Monday 23 January 2012

Middlemarch and all that


I have shamelessly taken this picture from dovegreyreader's blog, as it perfectly illustrates the book I have been reading.  She is holding a "read along", reading Middlemarch in instalments, which meant that I romped through Miss Brooke at a speed of knots, and now have to wait until February to read Part Two. 

It's been interesting to re-read George Eliot.  Being a literary sort, I chose Science A-Levels, and had to self-teach myself critical reading.  In my wasted youth, I read all the CLASSICS (Middlemarch, Dickens, Trollope etc) and didn't particularly gain much from them, although many I enjoyed greatly and have gone on to re-read and re-read, especially Jane Austen and Trollope.  Middlemarch has not been one I've re-visited, and I can't really think why.  I watched the television adaptation relatively recently, with the lovely Rufus Sewell in his prime (he's gone to seed now, of course) and the utterly entrancing Juliet Aubrey as Dorothea Brooke.  Perhaps that's why? 

For whatever reason, Middlemarch is on my list.  I loved reading it as an adult.  A proper adult, I mean, with a job and a mortgage and two children and an account with John Lewis.  Miss Brooke is far more pious and difficult than I remember her being, Cecila is a sweetie, Sir James is very proper and manly, and Casaubon is made out of beige.  What a wonderful character he is.  A key to all mythologies, honestly.  And silly Dorothea for being taken in by him - I suppose he would seem like some form of hero to an eighteen year old longing to be taken seriously by someone and, feeling herself to be far cleverer than the people around her, longing to have someone to whom she could admire intellectually.  Unfortunately, she doesn't realise; the first rule of being cleverer than everyone else is to pretend not to be cleverer than everyone else. 

George Eliot's writing is needle sharp - it's as if she has specially sharpened her pen and is creating perfect little pen and ink drawings of her characters.  She is also funny - I don't remember laughing during the television adaptation, except at Mr Brooke, so it must be the strong author's voice, so disliked by Linda Grant.  I follow her on Twitter, I don't have a personal connection to her. 

The thing I love most about reading the book with a group, especially via dove grey reader, is that she is able to make connections to things I had vaguely noticed and mentally filed under interesting.  A S Byatt's writing about GE is the example I'm thinking about at the moment; here is a vast chunk I have copied and pasted.

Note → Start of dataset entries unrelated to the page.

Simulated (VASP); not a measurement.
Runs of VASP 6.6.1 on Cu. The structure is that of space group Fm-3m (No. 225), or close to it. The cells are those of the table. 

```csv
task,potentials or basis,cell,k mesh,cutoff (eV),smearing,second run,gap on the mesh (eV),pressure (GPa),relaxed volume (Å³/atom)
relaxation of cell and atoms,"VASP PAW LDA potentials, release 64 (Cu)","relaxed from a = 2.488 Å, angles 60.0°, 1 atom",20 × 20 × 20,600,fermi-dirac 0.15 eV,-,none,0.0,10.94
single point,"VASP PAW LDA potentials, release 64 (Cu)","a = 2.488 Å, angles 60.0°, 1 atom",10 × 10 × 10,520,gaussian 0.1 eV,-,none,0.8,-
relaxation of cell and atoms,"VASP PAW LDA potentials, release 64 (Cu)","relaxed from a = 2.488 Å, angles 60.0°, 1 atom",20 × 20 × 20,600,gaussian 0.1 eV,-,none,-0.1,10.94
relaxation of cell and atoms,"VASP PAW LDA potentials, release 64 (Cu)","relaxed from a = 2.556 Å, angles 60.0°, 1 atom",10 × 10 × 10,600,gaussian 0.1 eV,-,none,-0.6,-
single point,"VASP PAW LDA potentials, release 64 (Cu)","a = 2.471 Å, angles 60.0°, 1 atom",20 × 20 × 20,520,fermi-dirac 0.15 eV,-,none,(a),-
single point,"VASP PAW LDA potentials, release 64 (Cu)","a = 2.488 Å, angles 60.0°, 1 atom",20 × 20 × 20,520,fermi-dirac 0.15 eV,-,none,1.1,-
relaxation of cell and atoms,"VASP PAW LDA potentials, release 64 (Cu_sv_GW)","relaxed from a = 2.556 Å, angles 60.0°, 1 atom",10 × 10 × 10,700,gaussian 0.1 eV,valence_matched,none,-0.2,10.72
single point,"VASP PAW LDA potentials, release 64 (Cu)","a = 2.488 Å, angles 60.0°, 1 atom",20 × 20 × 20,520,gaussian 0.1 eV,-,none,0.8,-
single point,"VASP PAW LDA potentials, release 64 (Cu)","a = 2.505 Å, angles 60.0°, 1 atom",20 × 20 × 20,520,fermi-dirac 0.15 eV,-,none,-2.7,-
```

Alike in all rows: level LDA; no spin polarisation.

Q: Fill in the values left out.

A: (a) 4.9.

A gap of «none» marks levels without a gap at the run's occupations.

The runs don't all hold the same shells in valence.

'I taught it with a passion because it I perceived it was about the growth, use and inevitable failure and frustration of all human energy - a lesson one is not interested in at eleven, or eighteen, but at twenty-six with two small children, it seems crucial. George Eliot's people were appallingly ambitious and greedy - not always for political, or even exclusively sexual power...they were ambitious to use their minds to the full. to discover something, to live on a scale where their life felt valuable from moment to moment...'


I can't say anything more about it.  That's it really.


2 comments:

  1. I'm almost ashamed to admit I haven't read Middlemarch. Only almost because I've read quite a lot of other stuff and I like to think I still have time. Might wander over to Dove Grey Reader and see if it inspires me. Your post is certainly nudging me towards the relevant bookshelf.